Comment by 999900000999

1 day ago

That's the magic of open source. Valve can't say ohh noes you need a deluxe enterprise license.

In this case yes, but on the other hand Red Hat won't publish the RHEL code unless you have the binaries. The GPLv2 license requires you to provide the source code only if you provide the compiled binaries. In theory Meta can apply its own proprietary patches on Linux and don't publish the source code if it runs that patched Linux on its servers only.

  • RHEL source code is easily available to the public - via CentOS Stream.

    For any individual RHEL package, you can find the source code with barely any effort. If you have a list of the exact versions of every package used in RHEL, you could compose it without that much effort by finding those packages in Stream. It's just not served up to you on a silver platter unless you're a paying customer. You have M package versions for N packages - all open source - and you have to figure out the correct construction for yourself.

  • Can't anyone get a RHEL instance on their favorite cloud, dnf install whatever packages they want sources of, email Redhat to demand the sources, and shut down the instance?
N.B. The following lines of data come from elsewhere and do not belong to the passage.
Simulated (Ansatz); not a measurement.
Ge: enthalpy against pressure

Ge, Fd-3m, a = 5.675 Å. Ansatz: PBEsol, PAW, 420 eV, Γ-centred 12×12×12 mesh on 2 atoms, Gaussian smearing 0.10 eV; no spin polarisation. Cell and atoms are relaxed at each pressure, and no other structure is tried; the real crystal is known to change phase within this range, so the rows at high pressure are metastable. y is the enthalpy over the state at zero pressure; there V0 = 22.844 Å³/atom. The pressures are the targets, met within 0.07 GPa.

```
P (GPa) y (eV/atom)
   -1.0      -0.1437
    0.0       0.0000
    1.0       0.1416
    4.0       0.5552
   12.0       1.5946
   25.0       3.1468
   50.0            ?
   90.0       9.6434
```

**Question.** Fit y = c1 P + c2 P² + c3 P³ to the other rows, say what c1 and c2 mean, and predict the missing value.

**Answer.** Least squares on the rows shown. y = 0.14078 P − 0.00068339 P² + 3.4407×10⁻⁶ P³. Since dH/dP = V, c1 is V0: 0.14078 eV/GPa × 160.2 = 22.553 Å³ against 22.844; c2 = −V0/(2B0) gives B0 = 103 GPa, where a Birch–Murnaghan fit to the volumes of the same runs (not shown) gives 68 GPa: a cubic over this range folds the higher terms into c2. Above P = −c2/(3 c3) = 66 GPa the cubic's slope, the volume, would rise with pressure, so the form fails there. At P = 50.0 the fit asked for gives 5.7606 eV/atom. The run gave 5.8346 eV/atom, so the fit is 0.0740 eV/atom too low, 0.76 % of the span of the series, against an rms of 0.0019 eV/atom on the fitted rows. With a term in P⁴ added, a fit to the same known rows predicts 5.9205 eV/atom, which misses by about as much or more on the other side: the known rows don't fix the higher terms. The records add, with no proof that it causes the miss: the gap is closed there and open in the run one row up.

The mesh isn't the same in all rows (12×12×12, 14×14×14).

I'm more surprised that the scheduler made for a handheld gaming console is also demonstrably good for Facebook's servers.

Exactly. Once the work is upstream and open, it stops being "Valve's thing" and just becomes part of the commons

I mean.. many SteamOS flavors (and Linux distros in general have) have switched to Meta's Kyber IO scheduler to fix microstutter issues.. the knife cuts both ways :)

  • Kyber is an I/O scheduler. Nothing to do with this article.

    • The comment was perfectly valid and topical and applicable. It doesn't matter what kind of improvement Meta supplied that everyone else took up. It could have been better cache invalidation or better usb mouse support.

Well if you think about it, in this case the license is the 30% cut on every game you purchase on steam.